Controller for automatic lighting of the working area in the kitchen. NodeMCU Version - OTA update

ESP8266 PCA9685 DS18B20

Earlier portal Radiolocman has published a description of two devices for for automatic lighting of the working area in the kitchen: Arduino version and NodeMCU version. The latter, despite several disadvantages, which I will report at the end of the article, is connected to the Cayenne and works reliably (Figure 1).

Controller for automatic lighting of the working area in the kitchen. NodeMCU Version - OTA update
Figure 1. Controller on NodemMCU for automatic lighting of the working area
and monitoring parameters work well.

In the article "Controller for automatic lighting of the working area in the kitchen. Part 2 - NodeMCU Version" I said that I plan to expand the functionality of the controller, connect additional sensors and control the kitchen hood in the kitchen. In this case, it should be noted that the  "Lighting Controller" for the device on the NodeMCU was only the working title of the project, similar to the Arduino version.

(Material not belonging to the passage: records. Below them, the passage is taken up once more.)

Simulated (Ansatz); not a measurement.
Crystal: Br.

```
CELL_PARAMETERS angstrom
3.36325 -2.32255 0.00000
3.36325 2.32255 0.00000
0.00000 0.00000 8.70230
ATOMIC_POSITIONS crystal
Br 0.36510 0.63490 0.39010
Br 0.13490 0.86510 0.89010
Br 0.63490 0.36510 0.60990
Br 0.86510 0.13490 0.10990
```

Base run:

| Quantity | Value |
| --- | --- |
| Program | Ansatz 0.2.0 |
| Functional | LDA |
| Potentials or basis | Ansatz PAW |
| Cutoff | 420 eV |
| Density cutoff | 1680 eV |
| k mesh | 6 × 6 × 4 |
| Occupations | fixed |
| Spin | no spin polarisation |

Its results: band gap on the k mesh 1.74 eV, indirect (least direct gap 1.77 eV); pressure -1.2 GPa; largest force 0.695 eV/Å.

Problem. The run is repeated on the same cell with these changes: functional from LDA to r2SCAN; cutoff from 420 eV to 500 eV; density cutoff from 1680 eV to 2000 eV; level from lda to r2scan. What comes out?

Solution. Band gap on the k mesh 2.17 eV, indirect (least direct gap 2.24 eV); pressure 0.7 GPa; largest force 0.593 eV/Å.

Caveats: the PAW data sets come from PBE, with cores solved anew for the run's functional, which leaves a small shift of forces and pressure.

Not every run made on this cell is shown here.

One of the first tasks to be solved when extending the controller's functionality is updating the firmware. Due to the fact that the controller is located in a hard-to-reach place (on the upper cabinets of the kitchen, in my case) and connecting it to a PC or laptop via USB for firmware upgrade (without complete dismantling) is a laborious task, I decided to implement the process of updating the firmware via Wi-Fi (Over-The-Air Update, OTA Update). Connection of additional sensors and relays will not cause any difficulties, because they simply connect to pin connectors on the controller board.

For an understanding of the process of updating the ESP8266 firmware over Wi-Fi, I recommend familiarizing yourself with the main documentation and custom OTA implementation examples that can be found on the Internet. Basic conditions:

  • Flash chip size is 2x the size of the sketch;
  • The device and the PC from which the update is performed must be connected to the same network;
  • Make sure that the firmware update process does not lead to malfunctioning of the peripherals and actuators what connected to device.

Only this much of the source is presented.